Saturday, September 20, 2008

GREAT FILMS: Within Our Gates (1919)

GREAT FILMS: WITHIN OUR GATES (1919)
Written and Directed by Oscar Micheaux

In the absence of any interesting new releases, I will instead add another piece to my 'Great Films' series.

1919 was a precocious time in cinema. For a decade, filmmakers had realized the art that could be made with this medium, but it wouldn't be for another few decades that film's true golden age would arrive. Films were still silent, and dominated by giants the like of D.W. Griffith and Charlie Chaplin. Amidst it all, a young African American filmmaker named Oscar Micheaux was whittling away on independent features that would go on to have huge audiences, despite little to no distribution. The most cherished and preserved of all the films he made is Within Our Gates.

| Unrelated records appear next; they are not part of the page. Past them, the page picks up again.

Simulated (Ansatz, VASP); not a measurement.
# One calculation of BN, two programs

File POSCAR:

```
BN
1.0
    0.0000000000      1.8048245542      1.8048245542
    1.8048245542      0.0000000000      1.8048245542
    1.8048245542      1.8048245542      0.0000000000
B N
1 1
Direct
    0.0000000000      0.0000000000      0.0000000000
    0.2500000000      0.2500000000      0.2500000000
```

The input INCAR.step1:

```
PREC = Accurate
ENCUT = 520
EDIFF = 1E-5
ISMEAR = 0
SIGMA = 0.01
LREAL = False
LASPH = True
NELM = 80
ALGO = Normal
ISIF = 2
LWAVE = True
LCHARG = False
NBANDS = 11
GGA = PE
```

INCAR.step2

Thought for decades to have completely disappeared, the original film prints of Within Our Gates were found in remarkable condition in Madrid around the early 1990's. The film has survived through decades of edits and censors (in fact, in the only version we have today, there is a scene still missing, which is explained on an intertitle), and stands today as one of the first American movies to directly deal with the issues that challenged African Americans in the early Twentieth Century.

Starring an all black cast (the fashion those days was to cast whites in blackface), the film's main character is Sylvia. A mulatto, Sylvia (famous performer Evelyn Preer) was raised by her adoptive black parents, and educated thoroughly. As an adult, she lives in the North where she tries to help other negroes get educated as well. She's engaged to the proud Conrad (James Ruffin), and lives with her jealous cousin Alma (Flo Clements). Alma, in love with Conrad, poisons him against Sylvia by showing him Sylvia's encounter with a white man. This encounter is never fully explained till the end of the film, but it sends Conrad into a rage, and he leaves Sylvia.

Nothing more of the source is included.